You are viewing a plain text version of this content. The canonical link for it is here.
Posted to user@hbase.apache.org by Jinsong Hu <ji...@hotmail.com> on 2011/05/23 19:29:35 UTC

hbase hbck error

Hi,

today I run "hbase hbck " to check our production cluster and dev cluster, 
the production cluster comes out clean, but
in our dev cluster, I have seem more than 2K errors like this:

ERROR: Region 
HEARTBEAT_MASTERPATCH,time\x09daily\x092010-08-15\x09uobkayhian_pr
oduction\x09patch-0000694,1287356584131.02f9ec575b19864ae44e714d9245138f. 
found
in META, but not in HDFS, and deployed on m0002040.ppops.net:60020

I checked hbase GUI, and indeed , it is correct, the region is loaded by the 
region server, but the hdfs directory
is not there.

I am running cdh3u0, and I wonder how this can happen. Once it has happened, 
what can I do to recover to bring the table back to healthy state.

Jimmy. 


Re: hbase hbck error

Posted by Stack <st...@duboce.net>.
On Wed, May 25, 2011 at 10:49 AM, Jinsong Hu <ji...@hotmail.com> wrote
> if we add the root region back in, then  essentially the hbck is complaining
> every region is bad,
> which is not true.
>

I did notice and recently fix an issue where HBCK will print an ERROR
for all regions that follow a bad one so rather than just one bad
ERROR message, instead you get an ERROR the bad one and for all the
good (and bad) that follow.


> When you say I print more info, does that mean I need to modify the hbck
> code ? I might do it later
> when I can find some time.
>

Yes.  That is what I was suggesting.  The hbck is client-only
application so you could make changes and try stuff without having to
change your cluster software.


Thanks for digging in.
St.Ack

Re: hbase hbck error

Posted by Jinsong Hu <ji...@hotmail.com>.
Hi, Stack:
  You have a point. I checked the non-hbase machine's hbck's result, and it 
shows :
Summary:
2418 inconsistencies detected.
Status: INCONSISTENT
   That number seems very familiar to me, so I went to the master admin 
page, and found:
Total: 	servers: 6	 	requests=2783, regions=2417

if we add the root region back in, then  essentially the hbck is complaining 
every region is bad,
which is not true.

  On the other hand, the hbase machine hbck says
0 inconsistencies detected.
Status: OK
  that is probably too good to be true too.

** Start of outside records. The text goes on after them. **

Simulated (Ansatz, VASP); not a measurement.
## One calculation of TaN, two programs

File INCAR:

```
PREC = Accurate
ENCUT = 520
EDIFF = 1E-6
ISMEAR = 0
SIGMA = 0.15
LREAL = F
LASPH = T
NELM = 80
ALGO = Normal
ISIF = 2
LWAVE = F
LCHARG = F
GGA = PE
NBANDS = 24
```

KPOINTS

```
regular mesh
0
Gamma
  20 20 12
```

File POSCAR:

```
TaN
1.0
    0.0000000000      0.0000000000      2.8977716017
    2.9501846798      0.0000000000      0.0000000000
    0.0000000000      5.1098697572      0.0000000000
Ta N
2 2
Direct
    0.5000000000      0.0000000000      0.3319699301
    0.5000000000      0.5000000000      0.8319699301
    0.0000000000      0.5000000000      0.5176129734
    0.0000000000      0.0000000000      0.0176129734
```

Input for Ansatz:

I run "hadoop dfs -ls /hbase/table_name | grep region_id" and confirmed that 
in both machine,
the region's directory showed up. In both machine, I was running in hdfs 
account.

When you say I print more info, does that mean I need to modify the hbck 
code ? I might do it later
when I can find some time.

Jimmy.



--------------------------------------------------
From: "Stack" <st...@duboce.net>
Sent: Wednesday, May 25, 2011 10:03 AM
To: <us...@hbase.apache.org>
Subject: Re: hbase hbck error

> On Wed, May 25, 2011 at 9:18 AM, Jinsong Hu <ji...@hotmail.com> 
> wrote:
>> I tried several other non-hbase machines that has proper configuration, 
>> sure
>> enough, all of them complain problems.
>>
>
> This is interesting Jinsong.  For sure the configuration was pointed
> at the right filesystem.  Do you think there could have been a
> suppressed error or some such thing remotely querying the filesystem
> for the presence of region directories?  Can you add in a of
> printf'ing to see whats going on in hbck?
>
> Thanks for digging in on this.
> St.Ack
> 

Re: hbase hbck error

Posted by Stack <st...@duboce.net>.
On Wed, May 25, 2011 at 9:18 AM, Jinsong Hu <ji...@hotmail.com> wrote:
> I tried several other non-hbase machines that has proper configuration, sure
> enough, all of them complain problems.
>

This is interesting Jinsong.  For sure the configuration was pointed
at the right filesystem.  Do you think there could have been a
suppressed error or some such thing remotely querying the filesystem
for the presence of region directories?  Can you add in a of
printf'ing to see whats going on in hbck?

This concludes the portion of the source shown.